Minimize the sum of squared residuals.
The most commonly used method.
Easy to calculate.
The disadvantage is that it is greatly affected by outliers.
Minimize the sum of the absolute values of the residuals.
Outliers have less influence than the least squares method, but the fitting ability is weak.
For example, consider two points (x,y)=(0,0),(0,10).
Intuitively, the y=5 line is the best.
The sum of the absolute values of the residuals is 10 for all of y=0, y=5, and y=10, so y=5 is not fixed.
In other words, there is no ability to draw a line between points above and below.
Minimize the sum of residuals.
Equate the sum of the absolute residuals of the points above the line with the sum of the absolute residuals of the points below the line.

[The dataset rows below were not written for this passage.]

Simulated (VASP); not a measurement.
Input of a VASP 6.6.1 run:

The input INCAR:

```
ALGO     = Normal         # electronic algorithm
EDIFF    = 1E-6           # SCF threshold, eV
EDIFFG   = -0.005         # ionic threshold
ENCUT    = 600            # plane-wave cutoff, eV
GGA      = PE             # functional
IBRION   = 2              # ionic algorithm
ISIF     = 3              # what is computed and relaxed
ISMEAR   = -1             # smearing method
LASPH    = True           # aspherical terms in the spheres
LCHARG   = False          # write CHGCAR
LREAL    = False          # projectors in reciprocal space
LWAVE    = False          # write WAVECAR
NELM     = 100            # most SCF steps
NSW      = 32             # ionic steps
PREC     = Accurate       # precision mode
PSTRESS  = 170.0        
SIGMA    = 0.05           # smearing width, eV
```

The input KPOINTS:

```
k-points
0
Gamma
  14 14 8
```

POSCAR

It has the ability to try to draw a line between points above and below.
It is possible to make up for the shortcomings of the minimum absolute value method while maintaining the advantage of being less affected by outliers.
If a human were to look at the plot and try to draw a regression line, this would be the method.
First, linearly interpolate all points.
Instead of regressing points to lines, regress linearly interpolated lines to lines.
Integrate the square of the difference between the lines or the absolute value, and calculate it in the same way as for points.
The absolute value method corresponds to minimizing the area between lines.
The equal upper and lower method gives the same result as the absolute value method.
Consider the proper use of "point-line regression" and "line-line regression".
To predict stock prices, consider drawing a regression line through stock prices over the past year.
It is basically data every day, but assume that it is data every minute only in April.
If you draw a regression line normally, the result will be that April data is emphasized.
Good result if you want to interpret the stock price in April.
Not suitable if you want to make predictions for months other than April.
Given that the sample was randomly selected, it is highly probable that the next random sample will also be April data.
For the purpose of predicting what the next random sample will be, this is a good result.
But if you know the month of the data you want to predict, a month-weighted regression line is better.
If you know the month you want to predict, it's good to do a local regression.
Suppose we want to draw an unbiased regression line over the entire month, rather than over a particular month.
In that case, if the points are linearly interpolated, the frequency of monthly data will not be biased.
In general local regression, weighted averaging is performed by weighting points closer to the point to be estimated.
However, if the points are biased to either the left or right, the guess result will be biased.
On the other hand, if the linearly interpolated line is local regression, the left/right bias has already been eliminated.
However, linear interpolation cannot extrapolate.
Robust regression is a method of eliminating the effects of outliers by ignoring them.
It is a problem that the regression curve is greatly deviated by only one outlier of an order of magnitude.
Outliers are meaningful and may not be ignored.
If there are too many outliers, as many as what you thought were correct, you don't know which one is correct.
Let us regard the majority as correct.
If you gradually increase the data, there are cases where the minority and the majority are reversed at some point.
Therefore, rather than ignoring outliers, consider them as another group of valid data.
There are multiple regression lines and each data belongs to the group of closest regression lines.
For example, let's consider the case of plotting either "y=x" or "y=2x" randomly with a probability of 50% each.
It can never be expressed by a single regression curve.
It doesn't have to be two groups.
How to divide the groups becomes a clustering problem.